Business Insider/Jessica Tyler
- Leif Babin is a former Navy SEAL commander and the coauthor, with his former SEAL boss Jocko Willink, of "The Dichotomy of Leadership."
- Their leadership consulting firm Echelon Front has worked with more than 400 businesses since its founding in 2010.
- Babin said strong leadership requires knowing when to be a follower, and that a mission he led with "American Sniper" Chris Kyle on his team illustrates the point.
Former Navy SEAL commander Leif Babin knows that, as a leader, it can be difficult to keep an ego in check. But it's necessary.
"As a leader, you've go to be decisive, you've got to make calls, you've got to be ready to step up and lead even in the most difficult circumstances," he told Business Insider. "And yet, if you want to be the most effective leader, you absolutely have to be a follower as well."

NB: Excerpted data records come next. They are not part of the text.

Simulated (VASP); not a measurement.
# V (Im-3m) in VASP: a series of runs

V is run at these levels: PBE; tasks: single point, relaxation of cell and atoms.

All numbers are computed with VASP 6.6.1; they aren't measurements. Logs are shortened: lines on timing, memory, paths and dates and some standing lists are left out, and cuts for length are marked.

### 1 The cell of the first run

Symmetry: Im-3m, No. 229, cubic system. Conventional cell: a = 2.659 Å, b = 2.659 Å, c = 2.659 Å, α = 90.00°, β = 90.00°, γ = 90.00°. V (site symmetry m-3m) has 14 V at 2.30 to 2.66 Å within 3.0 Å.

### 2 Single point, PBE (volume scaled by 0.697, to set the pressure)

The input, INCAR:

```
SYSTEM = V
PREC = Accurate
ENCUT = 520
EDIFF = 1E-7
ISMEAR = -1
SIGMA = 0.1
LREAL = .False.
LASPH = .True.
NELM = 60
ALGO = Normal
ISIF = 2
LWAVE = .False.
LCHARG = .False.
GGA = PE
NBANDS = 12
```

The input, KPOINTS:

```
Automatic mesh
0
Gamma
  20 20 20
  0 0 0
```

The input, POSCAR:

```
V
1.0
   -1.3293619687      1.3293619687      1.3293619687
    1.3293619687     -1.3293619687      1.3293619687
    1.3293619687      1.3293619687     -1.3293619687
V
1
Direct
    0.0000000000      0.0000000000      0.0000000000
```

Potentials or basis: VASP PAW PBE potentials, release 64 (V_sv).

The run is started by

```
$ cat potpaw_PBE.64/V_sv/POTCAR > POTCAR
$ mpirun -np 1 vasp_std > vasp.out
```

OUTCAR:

Babin was one of two platoon leaders reporting to Jocko Willink, who led US Navy SEAL Team 3 Task Unit Bruiser in the Iraq War. The two founded the leadership consulting firm Echelon Front in 2010, and their firm has worked with more than 400 businesses.
In their new book, "The Dichotomy of Leadership," Babin shares a story of a mission that illustrates his point of how a leader must also be a follower.
During the 2006 Battle of Ramadi, Babin led a night mission where his SEALs were providing cover for Army soldiers and Marines. The late Chris Kyle, of "American Sniper" fame, was Babin's point man. At one point, the team gathered on a roof to determine where they would set up a sniper overwatch. Babin and his leaders decided they would move to a certain building for that, but Kyle countered with a different selection that was not close to Babin's choice.
Babin outranked Kyle, but he also recognized that Kyle had the most experience with sniper missions of anyone on the team, including himself.
"'Leading' didn't mean pushing my agenda or proving I had all the answers," Babin wrote. "It was about collaborating with the rest of the team and determining how we could most effectively accomplish our mission. I deferred to Chris' judgment."
It was a call Babin said turned out to be the right one, and led to a successful mission. In the book, Babin reflected on a moment when he was a fresh platoon leader, and a stubborn refusal to acknowledge a suggestion from a team member who was lower in rank but had more experience led to a failed training exercise. It was fortunate he learned the lesson before deploying.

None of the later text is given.